Beefy Boxes and Bandwidth Generously Provided by pair Networks
Perl Monk, Perl Meditation
 
PerlMonks  

which data structure do I need for this grouping problem?

by Anonymous Monk
on Sep 04, 2018 at 13:39 UTC ( #1221691=perlquestion: print w/replies, xml ) Need Help??

Anonymous Monk has asked for the wisdom of the Perl Monks concerning the following question:

Hello Monks!
I am trying to think of how to implement the following:
My task is, if I have a tab-separated file, like the following example lines:
nick 20/5/1950 one john 18/2/1980 two nick 19/6/1978 three nick 20/5/1950 four nick 12/9/2000 five john 15/6/1997 six nick 20/5/1950 seven
How would I group the lines using BOTH name & date as "key", i.e. the output would be:
nick 20/5/1950 one four seven john 18/2/1980 two nick 19/6/1978 three nick 12/9/2000 five john 15/6/1997 six

because nick, on 20/5/1950 has 3 measurements.
I know how I would group only using the name:
use strict; use warnings; my %res; while (<>) { my ( $name, $rest ) = split /\t/; push @{ $res{$name} }, $rest; } for ( sort keys %res ) { print "$_ ", join( "|", @{ $res{$_} } ), "\n"; }

but now I need to also take the date into account. Can you help me?

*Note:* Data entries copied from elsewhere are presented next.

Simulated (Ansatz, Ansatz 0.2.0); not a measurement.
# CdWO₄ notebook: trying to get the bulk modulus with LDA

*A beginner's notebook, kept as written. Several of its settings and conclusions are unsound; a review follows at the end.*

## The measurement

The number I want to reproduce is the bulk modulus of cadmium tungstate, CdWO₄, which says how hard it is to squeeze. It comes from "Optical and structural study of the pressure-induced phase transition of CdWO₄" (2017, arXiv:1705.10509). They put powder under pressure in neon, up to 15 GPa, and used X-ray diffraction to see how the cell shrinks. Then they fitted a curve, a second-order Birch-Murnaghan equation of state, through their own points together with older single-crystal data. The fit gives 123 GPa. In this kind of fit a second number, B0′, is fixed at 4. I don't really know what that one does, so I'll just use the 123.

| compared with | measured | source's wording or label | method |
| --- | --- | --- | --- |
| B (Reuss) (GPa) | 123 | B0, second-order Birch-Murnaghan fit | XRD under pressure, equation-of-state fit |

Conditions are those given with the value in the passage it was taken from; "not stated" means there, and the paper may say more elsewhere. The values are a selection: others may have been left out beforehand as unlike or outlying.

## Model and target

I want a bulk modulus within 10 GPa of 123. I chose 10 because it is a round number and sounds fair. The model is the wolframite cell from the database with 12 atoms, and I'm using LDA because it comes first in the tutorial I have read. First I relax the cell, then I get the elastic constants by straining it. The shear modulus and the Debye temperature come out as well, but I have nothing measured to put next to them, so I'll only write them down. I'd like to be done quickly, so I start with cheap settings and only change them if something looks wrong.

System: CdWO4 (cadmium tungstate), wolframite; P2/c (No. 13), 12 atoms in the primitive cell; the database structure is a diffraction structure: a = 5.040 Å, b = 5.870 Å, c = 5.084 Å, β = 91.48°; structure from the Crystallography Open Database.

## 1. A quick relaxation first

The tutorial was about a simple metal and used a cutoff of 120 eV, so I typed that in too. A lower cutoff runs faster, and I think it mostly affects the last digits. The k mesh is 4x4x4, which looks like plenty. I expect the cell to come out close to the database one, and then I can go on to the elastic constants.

Replies are listed 'Best First'.
Re: which data structure do I need for this grouping problem?
by 1nickt (Abbot) on Sep 04, 2018 at 14:32 UTC

    Hi, I'd suggest you build a hash keyed by name and then a sub-hash per name keyed by the date, with the values stored in an array. (To lovers of acronyms this would be a HOHOA (hash of hashes of arrays)).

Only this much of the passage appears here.